Hunting Part 2: The Hunt

This is part two of a three-part series on my recent introduction to hunting for food. The first article explained my reasoning and purchase decisions. This time, we will focus on the process of hunting itself. The next article will be on preparation of the animals once they are caught.

So far, I’ve found that the most difficult part of rabbit hunting is to find a rabbit. Cottontails make this pretty easy. When I crash through the brush in the evening, the rabbits spook. They run about fifty feet, and then try to hide by sitting perfectly still under a bush. Since I’m perfectly comfortable shooting over this distance, it works out pretty well for me.

Jackrabbits, on the other hand, are “wascally,” and most often all I see is a little flash of tail taking off into the distance. I’m not comfortable shooting at a moving target yet, and my aim is not up to taking very long shots, so the only way for me to take jackrabbit is to see one before it hears me and takes off. Much more tricky…

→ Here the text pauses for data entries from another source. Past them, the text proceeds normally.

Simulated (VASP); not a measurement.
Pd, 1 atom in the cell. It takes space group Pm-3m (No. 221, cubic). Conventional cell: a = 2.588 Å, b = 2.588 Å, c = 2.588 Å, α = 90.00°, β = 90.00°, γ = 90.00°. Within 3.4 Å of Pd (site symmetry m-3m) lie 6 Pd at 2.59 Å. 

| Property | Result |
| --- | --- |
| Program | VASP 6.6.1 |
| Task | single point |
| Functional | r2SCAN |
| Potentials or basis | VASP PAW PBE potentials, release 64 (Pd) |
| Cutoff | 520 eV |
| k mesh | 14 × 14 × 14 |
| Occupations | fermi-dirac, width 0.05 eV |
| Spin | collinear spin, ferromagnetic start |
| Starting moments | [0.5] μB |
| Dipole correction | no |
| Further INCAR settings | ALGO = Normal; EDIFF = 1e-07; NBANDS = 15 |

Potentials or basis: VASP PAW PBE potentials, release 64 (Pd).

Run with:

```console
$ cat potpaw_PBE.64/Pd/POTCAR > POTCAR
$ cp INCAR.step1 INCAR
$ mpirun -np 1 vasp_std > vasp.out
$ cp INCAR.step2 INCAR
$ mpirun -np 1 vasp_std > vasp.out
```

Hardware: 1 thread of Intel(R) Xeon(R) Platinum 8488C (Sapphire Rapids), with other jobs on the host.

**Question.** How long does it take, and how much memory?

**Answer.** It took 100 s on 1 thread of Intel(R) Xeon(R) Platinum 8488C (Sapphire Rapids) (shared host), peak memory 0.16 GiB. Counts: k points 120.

4-CrossingLooking for rabbits is the most time-consuming part of the hunt.

Let’s go through a hunt, start to finish. I’ve found several places within a half hour of where I work, so I like to go out immediately after my shift ends in the middle of the afternoon. In Arizona, it is illegal to shoot after dark, so the hunt ends when it turns dark about half an hour after sunset. I drive to one of the rabbit spots, park the car, and get my gear.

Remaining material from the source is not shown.